In his chapter “Against Sacraments,” Peter Leithart quotes Mike Featherstone, who pointed out that postmodernism “moved beyond individualism with a communal feeling being generated,” which is good, but did so in a way in which people “come together in temporary emotional communities” (AC, p. 74), which is entirely inadequate. To this Leithart observes, “The postmodern city continues the modernist project — civic life without rituals or unifying festivals” (pp 74-75).
The ancient pagan world was bound together with rituals and festivals to their gods, celebrating their civic identity. The young Christian Church challenged this, and the Christian faith did usher in a post-era, and that era was post-pagan. But they did this by means of a direct challenge.
When God’s people gather in faith on the Lord’s Day, this is what they are doing. We pray, every week, for God to do His will on earth as it is done in heaven. Well, among other things, one of the things done in heaven is that the name of Jesus Christ is glorified in our worship service. We ascend into the heavenly places, in the power of the Holy Spirit, and by worshiping God the Father in the name of Jesus, we glorify the name of Jesus. We are then in a position to ask God to do on earth what has been done in heaven. “Glorify the name of Jesus here, in our community. Today.”
This is all done with full knowledge that this Christian worship is a public act. Our rituals and liturgy are (in principle) being offered to God from the new public square, from the new city center, and this means that we are offering our town, our state, our nation, and our world up to God. Not only that, but He receives what we offer.
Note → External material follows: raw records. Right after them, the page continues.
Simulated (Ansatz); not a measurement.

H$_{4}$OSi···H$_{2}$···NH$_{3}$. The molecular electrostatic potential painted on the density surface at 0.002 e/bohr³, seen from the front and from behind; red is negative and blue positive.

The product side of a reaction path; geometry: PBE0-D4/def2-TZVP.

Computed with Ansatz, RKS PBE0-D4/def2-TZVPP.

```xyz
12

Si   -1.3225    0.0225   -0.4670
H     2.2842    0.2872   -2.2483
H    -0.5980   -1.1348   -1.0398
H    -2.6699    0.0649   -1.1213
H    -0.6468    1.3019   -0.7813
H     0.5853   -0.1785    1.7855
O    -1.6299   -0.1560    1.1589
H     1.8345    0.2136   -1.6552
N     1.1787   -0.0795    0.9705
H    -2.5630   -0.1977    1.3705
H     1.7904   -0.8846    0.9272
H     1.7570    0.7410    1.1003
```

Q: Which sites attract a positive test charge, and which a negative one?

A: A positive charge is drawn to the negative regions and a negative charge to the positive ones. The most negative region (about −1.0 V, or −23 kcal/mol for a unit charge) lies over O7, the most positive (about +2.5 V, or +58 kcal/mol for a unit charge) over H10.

When the Church is obedient this way, she gets into a lot of trouble. The world knows how to fight back, and knows how to try to distract us from what we are called to do. If we want to get out of that trouble, one of the devices we have come up with to seem biblical, and yet to avoid a direct challenge to the citadels of unbelief, is the compromise that modernity offered us through back channels. “Let your religious faith be private, precious to you, but still private. We will run the public life of the people on neutral, secular terms. You leave the public square alone, we leave you alone. Deal?” And to this, far too many Christians have said, “Deal.” And to this, Leithart replies, “Religion is private: This is the heresy of Christianity in a nutshell” (p. 78). The deal is compromised, corrupt. The deal is heretical. The deal is cowardly.
Ritual, as ritual, has tremendous potency. We all testify to this in spite of ourselves. Ask a fundamentalist pastor if he would mind if the VBS kids recited the Apostles Creed first thing every morning. Listen to him explain that to say something over and over again like that devalues it. Act like you finally understand, and ask him if the kids could dispense with saying the Pledge of Allegiance then. This is quite an edifying thought experiment.
This point is one of the reasons why it is so funny watching Leithart’s sacramental enemies try to represent him as galloping off toward some kind of sacramental Romanism. Actually, Leithart is taking the Zwinglian road less traveled.
Those conservative Christians who are dismayed about the deterioration of our culture need to think this through. What is the answer? Is it more Christianity, kept carefully in little privatized indivual containers? Or is it full-orbed Christian worship, liturgically and ritually biblical, offered to God in the faith that He will use it to transform the world?
In the meantime, what does compromise continue to do? We don’t challenge the modern holidays in the church. There are many evangelical churches that don’t believe in symbols down in the front of the church . . . except for the American flag.